I’ve recently played Alpha Protocol and I have to say I was impressed.
I like Obsidian Entertainment, I won’t deny it. Who can’t love the zombie remnants of the creators of the original Fallout games? Sure, they’ve make mistakes…and seem to be rather poor at bug finding and fixing, but they are very skilled at creating entertaining stories which are good enough to forgive the occasional glitch or unresolved plot point. In fact, I sometimes like unresolved plot points, they make the story feel more a part of a larger world.
Why did Alpha Protocol impress me? It was a game with a morality system, and no karma meter. It brought you into the world of espionage and it completely indulged itself in the grey nature of the business. The game never judged your decisions, never told you that you were a monster. No floating messages foretelling karmic retribution. The characters in the game may, but the game itself passed no judgement. Instead, the characters reacted to your actions minor and major.
The game did get accused of poor AI and bugs, but the thing is I never encountered them when playing it! The AI was no worse than I’ve seen in other stealth games, and the game had no more bugs than any other RPG I’ve played. In fact, I only experienced one glitch in my entire…oh, four or five plays from start to finish.

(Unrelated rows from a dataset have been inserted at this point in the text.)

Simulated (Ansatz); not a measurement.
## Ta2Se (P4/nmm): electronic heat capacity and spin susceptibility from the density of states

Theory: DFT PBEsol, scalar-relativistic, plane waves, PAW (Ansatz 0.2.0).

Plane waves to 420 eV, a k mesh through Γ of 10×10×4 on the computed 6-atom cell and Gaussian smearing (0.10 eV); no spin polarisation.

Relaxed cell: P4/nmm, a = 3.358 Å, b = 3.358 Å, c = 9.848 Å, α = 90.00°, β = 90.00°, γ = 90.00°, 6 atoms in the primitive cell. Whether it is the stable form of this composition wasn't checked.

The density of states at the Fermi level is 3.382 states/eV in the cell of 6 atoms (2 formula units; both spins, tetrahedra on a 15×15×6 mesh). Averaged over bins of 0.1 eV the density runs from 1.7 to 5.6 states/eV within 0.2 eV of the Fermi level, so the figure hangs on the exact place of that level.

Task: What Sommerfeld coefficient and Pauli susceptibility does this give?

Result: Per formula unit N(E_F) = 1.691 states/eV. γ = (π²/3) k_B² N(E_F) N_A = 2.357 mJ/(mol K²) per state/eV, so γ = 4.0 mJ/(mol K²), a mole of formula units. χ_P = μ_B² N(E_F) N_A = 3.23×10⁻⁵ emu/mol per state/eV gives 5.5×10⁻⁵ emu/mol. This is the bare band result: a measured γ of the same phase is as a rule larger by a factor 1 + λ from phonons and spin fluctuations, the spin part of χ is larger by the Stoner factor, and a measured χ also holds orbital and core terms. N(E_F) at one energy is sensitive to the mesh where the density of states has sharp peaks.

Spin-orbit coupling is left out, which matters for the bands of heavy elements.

The problem people had with this game, it seems, was they were playing it wrong. They were most likely trying to play it as a standard cover shooter like Mass Effect, which gets you shot to death.
The thing is, Alpha Protocol was a stealth-based RPG, and therefore needed to be approached with both in-game cunning and meta-game stat-building. You had to play thinking as an agent, and you had to play thinking as an RPG.
Alpha Protocol to me seemed a spiritual successor of Vampire: The Masquerade – Bloodlines, another game I thoroughly enjoyed, and it certainly delivered as such. It provided a complex world of interactions and personalities, where your decisions mattered and the products or costs of those decisions would appear after time instead of with an instant ding of the karma meter. And it was glorious.
Quote of the Day
“I just don’t like shooting bell boys. They look like sad little clowns.”